As much as we may not enjoy it, I think our species is hard-wired for change.
We start changing as soon as we are born and our changes are generally praised by the adults that surround us: our first steps, our first words, our first changes. In order to survive, we have to change. We have to learn how to take our first breath of air, give our first yell and learn to signal we are hungry or thirsty before we can do anything. And then we learn to walk, and play nicely with others, and share, and learn to learn. All changes.

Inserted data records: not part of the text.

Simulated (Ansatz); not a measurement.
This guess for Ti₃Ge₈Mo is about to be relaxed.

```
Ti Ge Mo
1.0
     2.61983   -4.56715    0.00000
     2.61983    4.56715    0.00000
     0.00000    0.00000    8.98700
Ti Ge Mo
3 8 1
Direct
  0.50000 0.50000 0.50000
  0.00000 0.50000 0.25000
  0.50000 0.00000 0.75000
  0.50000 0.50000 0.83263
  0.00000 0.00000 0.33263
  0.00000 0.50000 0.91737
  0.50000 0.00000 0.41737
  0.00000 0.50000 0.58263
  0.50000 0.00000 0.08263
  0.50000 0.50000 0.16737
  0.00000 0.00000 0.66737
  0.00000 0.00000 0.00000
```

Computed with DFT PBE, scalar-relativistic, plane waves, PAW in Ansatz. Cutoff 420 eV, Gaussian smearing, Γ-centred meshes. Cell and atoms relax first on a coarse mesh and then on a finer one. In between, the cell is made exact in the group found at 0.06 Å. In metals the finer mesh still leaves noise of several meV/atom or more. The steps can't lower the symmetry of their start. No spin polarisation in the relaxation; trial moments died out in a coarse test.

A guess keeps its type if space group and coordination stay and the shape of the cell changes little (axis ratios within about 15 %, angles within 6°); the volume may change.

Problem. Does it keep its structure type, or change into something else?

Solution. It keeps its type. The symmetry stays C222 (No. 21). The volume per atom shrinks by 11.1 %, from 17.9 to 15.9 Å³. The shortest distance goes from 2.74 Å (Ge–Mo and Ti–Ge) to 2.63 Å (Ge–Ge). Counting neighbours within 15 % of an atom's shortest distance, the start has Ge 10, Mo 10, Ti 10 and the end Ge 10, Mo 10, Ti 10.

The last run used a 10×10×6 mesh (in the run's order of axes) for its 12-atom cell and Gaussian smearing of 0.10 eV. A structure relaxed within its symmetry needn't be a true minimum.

And then something happens and we begin to think about change less as something ordinary, and normal, and a part of ageing and time passing, and of being human and, instead, something with a capital C. And we go into the workplace where we have other capitalised terms like Change Management and Change Curves and Change Agents. And it all sounds so sophisticated and important that I think we end up thinking it is something special and unusual. And management lament when we are poor at change and we believe that some of us are better at change and some of us are change averse and somewhere else upon the change curve than we ought to be. But no matter how adroit we and and others believe us to be at it, each and every one of us is changing with every second that ticks past.
I am about to change the city in which I live. And the country. And my job. And what it mostly comes down to is packing one box at a time and appreciating that, for every one thing I bid goodbye, its equal and opposite hello lies in wait.
Whatever change may bring, one thing is certain: change will happen whether we like it or not.